HOW STRANGE
THE DAY
PROGRESSES
A Creative Commentary
By
David A. Archer
02/15/1968
11/08/2006
I have noticed something as of late. that something is that there seems to be an incessant stream of pornography broadcast from somewhere unknown, that continues to run through my head.
I can always remember having rather good skills within my cognitive capacity... and I can even remember what I would consider to be the average guys thoughts about sex through my life time... but here I am at 38 years old, and find that somehow my cognitive balance has been divided into that which seems to control my motor functions, and that which is seemingly over ran with the thoughts an adolescent kid might have about finding some password to a free porn site on the internet.

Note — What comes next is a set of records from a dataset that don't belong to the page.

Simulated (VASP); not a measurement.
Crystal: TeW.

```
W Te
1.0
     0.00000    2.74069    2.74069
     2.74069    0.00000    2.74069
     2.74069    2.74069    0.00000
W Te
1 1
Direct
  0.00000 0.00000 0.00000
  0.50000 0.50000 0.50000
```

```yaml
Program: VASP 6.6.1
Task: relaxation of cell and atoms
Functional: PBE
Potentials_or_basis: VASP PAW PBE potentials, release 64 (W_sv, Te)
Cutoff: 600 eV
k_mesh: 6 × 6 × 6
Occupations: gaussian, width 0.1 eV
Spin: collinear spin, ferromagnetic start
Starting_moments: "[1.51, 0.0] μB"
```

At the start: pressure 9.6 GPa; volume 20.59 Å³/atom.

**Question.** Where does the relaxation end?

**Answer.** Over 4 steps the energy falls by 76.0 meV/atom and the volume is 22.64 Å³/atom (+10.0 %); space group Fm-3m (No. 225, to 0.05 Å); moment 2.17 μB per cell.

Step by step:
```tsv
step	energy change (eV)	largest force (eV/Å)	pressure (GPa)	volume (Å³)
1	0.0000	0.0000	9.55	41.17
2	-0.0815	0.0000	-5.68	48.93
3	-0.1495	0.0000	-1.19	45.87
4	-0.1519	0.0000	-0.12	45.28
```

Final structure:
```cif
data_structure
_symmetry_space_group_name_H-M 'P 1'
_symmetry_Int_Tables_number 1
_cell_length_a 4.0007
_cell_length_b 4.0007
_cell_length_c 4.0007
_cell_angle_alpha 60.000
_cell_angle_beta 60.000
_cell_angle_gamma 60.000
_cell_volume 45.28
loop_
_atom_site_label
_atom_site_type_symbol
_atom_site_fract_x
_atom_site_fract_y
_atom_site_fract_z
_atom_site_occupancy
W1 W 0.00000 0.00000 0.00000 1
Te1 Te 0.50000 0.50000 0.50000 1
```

It makes me then think about my sexual drive in the larger sense. While it is that I no longer possess the heathen sort of want a mid teen may have which drives them into various forms of neurotic fits within their own frustrations, I do still consider my drive to be more than adequate - even in the face of recent decisions to no longer be of interest to the modern forms of such relationships.
I do note though, another odd development as my life progresses.. being in regard to masturbation.
I seem to have developed a slight problem with pre mature ejaculation in and relating to such activities.
I don't mind so much being that it saves me time in completing the duty and experience I find myself now less and less interested in... but it alarms me to some degree being that I manage to do so in such a short order of time.
The heightened sensitivity may be as result of recent added girth as the nerve endings pertaining to such an area now find more blood flow and stimulation from such.... but it is still just kind of weird.
I can't imagine having had this level of sensitivity in my hay day so to speak! I hardly even missed an opportunity as it was... I can't even begin to think of how much more time I would have spent in repetition of such moments.
In fact, truth be known, it is quite the challenge to forgo such activities even now as a standard and normal part of the every day... especially considering the obnoxious, and seemingly from somewhere else, stream of bad porn type of thoughts.
If I had to describe it, it seems like the kind of thing a person might imagine originating in some dark cell somewhere with some cross dressing, hairy knuckled guy "pounding out the hits" so to speak, through broadcasting his fantasies.
It is really kind of beyond creepy.. and I don't think I would find interest with myself, if it weren't that we didn't have to spend so much time together. Maybe it is just the thought of the hairy guy creeping into the mix that truly brings a distaste....
...or maybe I am just aging nicely and finding old thoughts and fantasies no longer of the quality I see of myself?
I do enjoy, as do others, the thought of human exchange in various ways.....
But I find now that perhaps what was "hot" as a teen and mid twenties guy, just isn't the direction of my existence.
Then again, who can resist a good spanking?